Of the other finalists in this category, only The Dervish House by Ian McDonald is in the same league as Jemisin's novel. The Dervish House is a very good book and I wouldn't be upset if it wins. However, it is not McDonald's best book – which is easily Brasyl – and The Dervish House is also not as original or thought-provoking as The Hundred Thousand Kingdoms.
Then we come to the usual books with make up the rest of this year's finalists. The double novel Blackout/All Clear by Connie Willis recently won both the Nebula and Locus Awards, so obviously it's a favorite for also winning the Hugo. However, for the life of my I can't understand why, aside from the fact that Willis is well-loved in our genre and hasn't published a novel in almost a decade. Unfortunately, Blackout/All Clear is not her best work and reads as if the books should have been edited down into one novel.
Cryoburn by Lois McMaster Bujold is another usual book. It's a fun read, being a continuation of her well-known Vorkosigan Saga. If you've read the entire saga, then you'll know what to expect with this book.
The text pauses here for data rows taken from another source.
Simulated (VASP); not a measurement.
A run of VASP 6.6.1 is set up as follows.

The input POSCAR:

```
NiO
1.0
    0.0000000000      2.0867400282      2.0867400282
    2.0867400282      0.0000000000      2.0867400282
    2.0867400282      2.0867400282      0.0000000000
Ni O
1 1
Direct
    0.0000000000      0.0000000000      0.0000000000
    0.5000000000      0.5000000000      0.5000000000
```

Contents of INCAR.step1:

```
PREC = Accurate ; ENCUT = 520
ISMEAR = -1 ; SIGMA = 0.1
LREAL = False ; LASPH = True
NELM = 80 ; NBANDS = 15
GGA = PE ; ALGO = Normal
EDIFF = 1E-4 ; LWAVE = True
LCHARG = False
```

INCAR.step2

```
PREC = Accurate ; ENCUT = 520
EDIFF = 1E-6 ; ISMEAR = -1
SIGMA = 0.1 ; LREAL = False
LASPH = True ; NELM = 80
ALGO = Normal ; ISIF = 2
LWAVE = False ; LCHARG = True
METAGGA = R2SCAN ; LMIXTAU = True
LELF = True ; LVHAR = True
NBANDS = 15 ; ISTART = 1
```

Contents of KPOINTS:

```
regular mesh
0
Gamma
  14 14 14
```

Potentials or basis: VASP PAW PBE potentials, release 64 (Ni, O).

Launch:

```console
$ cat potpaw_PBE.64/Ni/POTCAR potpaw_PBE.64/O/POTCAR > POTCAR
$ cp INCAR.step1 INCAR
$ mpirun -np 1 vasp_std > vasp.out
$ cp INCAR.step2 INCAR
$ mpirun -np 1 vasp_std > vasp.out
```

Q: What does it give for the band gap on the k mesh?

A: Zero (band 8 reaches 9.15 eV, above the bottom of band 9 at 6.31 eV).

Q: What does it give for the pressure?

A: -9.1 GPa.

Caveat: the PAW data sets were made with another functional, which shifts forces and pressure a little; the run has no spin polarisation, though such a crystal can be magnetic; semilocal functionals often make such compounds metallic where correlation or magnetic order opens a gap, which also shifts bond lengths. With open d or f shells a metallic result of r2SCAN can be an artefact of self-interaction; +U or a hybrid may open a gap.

The same with Feed by Mira Grant, although obviously this book is not part of a long-running series. Instead, Feed plays off our continuing love affair with zombies while throwing in a good bit about how social media is going to change our world. Unfortunately, it's not a startling idea that social media is going to change our world, and while Feed is a very good read it still feels very much like a usual novel.
I challenge anyone to tell me why The Hundred Thousand Kingdoms isn't the best novel among this year's finalists. This doesn't mean I'm saying the other finalists are bad novels. But none of them, with the possible exception of The Dervish House by Ian McDonald, is worthy of winning over The Hundred Thousand Kingdoms.
But don't take my word for it. If you're an attending, young adult, or supporting member of this year's World Science Fiction Convention, check out N.K. Jemisin's The Hundred Thousand Kingdoms. Hell, read all the novels, which are available as downloadable packets on the Renovation website (but you'll need your password to access them). And remember – the deadline to vote is Sunday, July 31.